Randy's Mountain Range
Randy was always fascinated by the mountain range a few miles from his home; especially, the two tallest peaks which seemed from where he stood just a few feet away from each other. One day he found a map of his land that included the mountain range. Intrigued, he looked for his home place, after that for the mountain peaks. With his finger he travelled on the map in the direction he would have looked at the mountain peaks. To his surprise he found only one. Puzzled, he decided to take the map outside and trace the peaks down on the map while looking at the real ones. Again, he found one mountain peak in the map. How could this be? He clearly saw two towering the mountain range. Suddenly, his eyes fell on another place in the map that located a mountain with a similar height as the first one. It looked as it was hundreds of miles away, but very few degrees to the left. Could it be that his eyes were tricking him?
Wanting to investigate Randy planned a trip to the mountain range, specifically the first mountain peak to remove all doubt about this matter. Climbing to the top of the first mountain, he looked for the place where the second mountain peak should be. There was nothing there. But, when he lifted his eyes, relatively far in the distance and just a few degrees to the left was a very tall mountain, just as high as the one he was on. As he studied the peak it looked just like the one he saw home. Randy realized that just because from the distance all the mountains look close together it did not mean they actually were. It is not until you get close to the range that you see the real distance between them.
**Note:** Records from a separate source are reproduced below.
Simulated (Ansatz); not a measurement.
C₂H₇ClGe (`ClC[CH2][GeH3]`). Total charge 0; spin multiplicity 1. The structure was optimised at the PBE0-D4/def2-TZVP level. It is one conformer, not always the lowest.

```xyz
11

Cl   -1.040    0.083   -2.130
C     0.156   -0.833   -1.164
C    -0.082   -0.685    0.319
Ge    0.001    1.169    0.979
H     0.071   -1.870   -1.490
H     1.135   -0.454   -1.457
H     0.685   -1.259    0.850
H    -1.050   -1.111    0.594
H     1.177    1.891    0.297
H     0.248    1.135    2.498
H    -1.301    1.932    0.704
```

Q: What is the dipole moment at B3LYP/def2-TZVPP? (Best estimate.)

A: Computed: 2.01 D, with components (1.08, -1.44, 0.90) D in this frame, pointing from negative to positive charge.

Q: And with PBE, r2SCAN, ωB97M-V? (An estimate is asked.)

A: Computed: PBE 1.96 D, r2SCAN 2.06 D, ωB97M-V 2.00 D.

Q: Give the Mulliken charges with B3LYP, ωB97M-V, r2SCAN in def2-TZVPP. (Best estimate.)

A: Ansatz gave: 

The author of our lesson stated that when Zechariah announced the coming of the Messiah, he did not draw a line of separation between His first and second comings. As was the case with other prophets, he saw the coming kingdom of the Messiah as one glorious future. (Just as Randy saw one glorious mountain range.) Only in the light of Christ's first coming can we now distinguish between the two comings.
Being that there was no line of separation, in Zechariah's 7 chapters of foretelling prophetic discourse all the prophecies seemed as if they would be fulfilled at the same time. But, the closer you got to the fulfillment of some of the prophecies you realize not all would be fulfilled together. In fact, as the time passed by you realized some might have already been fulfilled, and some are still in the future. What Zechariah is really foretelling is: events that surround three different periods of time on this earth: each of Christ advents to this planet.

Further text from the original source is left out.